Meta is continuing to plough billions of dollars into its AR/VR division Reality Labs, despite losses of more than $1bn every month for most of the last two years.


The Facebook and Meta Quest owner’s latest launch is a refreshed range of Ray-Ban Meta glasses, which shrink the company’s hardware into a pair of designer specs.


New features here include video calling and an AI that can respond to questions based on what you’re looking at. But Reality Labs as a whole is still nowhere close to turning a profit, and in its latest financial results has said it expects losses to increase as it deepens its investment.

New Ray-Ban Meta smartglasses styles and Meta AI updates.Watch on YouTube


In the financial quarter ending March 31st, Reality Labs recorded $440m in revenue but an overall loss of $3.85bn. As a whole, however, Meta remains profitable – with a net income of $12.4bn for the same period, up 117 percent year-on-year.


“Historically, investing to build these new scaled experiences in our apps has been a very good long-term investment for us and for investors who have stuck with us,” Meta boss Mark Zuckerberg said. “And the initial signs are quite positive here too. But building the leading AI will also be a larger undertaking than the other experiences we’ve added to our apps, and this is likely going to take several years.”


So what’s next from Meta – and what might be the product that finally takes AR mainstream? Projected imagery for your environment is coming to Quest 3 headsets later this year, but greater enhancements for glasses sound like they’re further away.

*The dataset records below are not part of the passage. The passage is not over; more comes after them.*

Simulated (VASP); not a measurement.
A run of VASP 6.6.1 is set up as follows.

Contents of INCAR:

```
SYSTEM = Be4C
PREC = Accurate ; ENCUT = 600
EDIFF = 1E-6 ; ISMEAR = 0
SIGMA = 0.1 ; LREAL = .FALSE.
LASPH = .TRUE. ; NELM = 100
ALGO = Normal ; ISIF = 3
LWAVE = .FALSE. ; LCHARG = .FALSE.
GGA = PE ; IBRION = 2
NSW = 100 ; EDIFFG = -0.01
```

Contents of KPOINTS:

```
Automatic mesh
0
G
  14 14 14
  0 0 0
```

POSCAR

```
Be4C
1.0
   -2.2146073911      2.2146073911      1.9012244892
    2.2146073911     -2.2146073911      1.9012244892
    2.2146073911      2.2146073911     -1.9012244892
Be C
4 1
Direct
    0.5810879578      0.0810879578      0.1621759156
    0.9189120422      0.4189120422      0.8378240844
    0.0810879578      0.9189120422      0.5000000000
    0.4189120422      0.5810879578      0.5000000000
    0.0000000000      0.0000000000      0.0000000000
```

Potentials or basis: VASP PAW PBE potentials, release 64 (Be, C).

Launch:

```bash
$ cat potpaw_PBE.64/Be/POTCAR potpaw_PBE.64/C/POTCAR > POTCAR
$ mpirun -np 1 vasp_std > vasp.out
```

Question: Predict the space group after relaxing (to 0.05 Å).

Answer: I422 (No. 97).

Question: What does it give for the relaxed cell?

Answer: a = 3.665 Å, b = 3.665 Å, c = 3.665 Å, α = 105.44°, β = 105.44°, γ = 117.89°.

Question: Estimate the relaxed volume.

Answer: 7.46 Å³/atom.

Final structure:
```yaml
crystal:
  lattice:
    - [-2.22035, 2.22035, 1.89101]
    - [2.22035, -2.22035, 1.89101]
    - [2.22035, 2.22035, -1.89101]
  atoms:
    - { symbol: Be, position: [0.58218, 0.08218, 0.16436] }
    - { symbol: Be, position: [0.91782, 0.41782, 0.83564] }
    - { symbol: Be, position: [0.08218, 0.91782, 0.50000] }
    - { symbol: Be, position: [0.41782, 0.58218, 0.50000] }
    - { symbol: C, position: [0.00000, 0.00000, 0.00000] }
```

This week, an Android Central interview with Meta’s Caitlin Kalinowski suggested the company’s upcoming Project Nazarre glasses – which will allow for virtual objects to be overlaid convincingly onto your real-world surroundings with a high field of view – were still several years off. Meta hopes these will be the company’s ‘iPhone moment’, when the product hits the mainstream, and everyone in the world suddenly wants one for themselves.

And in the meantime, Meta will continue spending money to get there.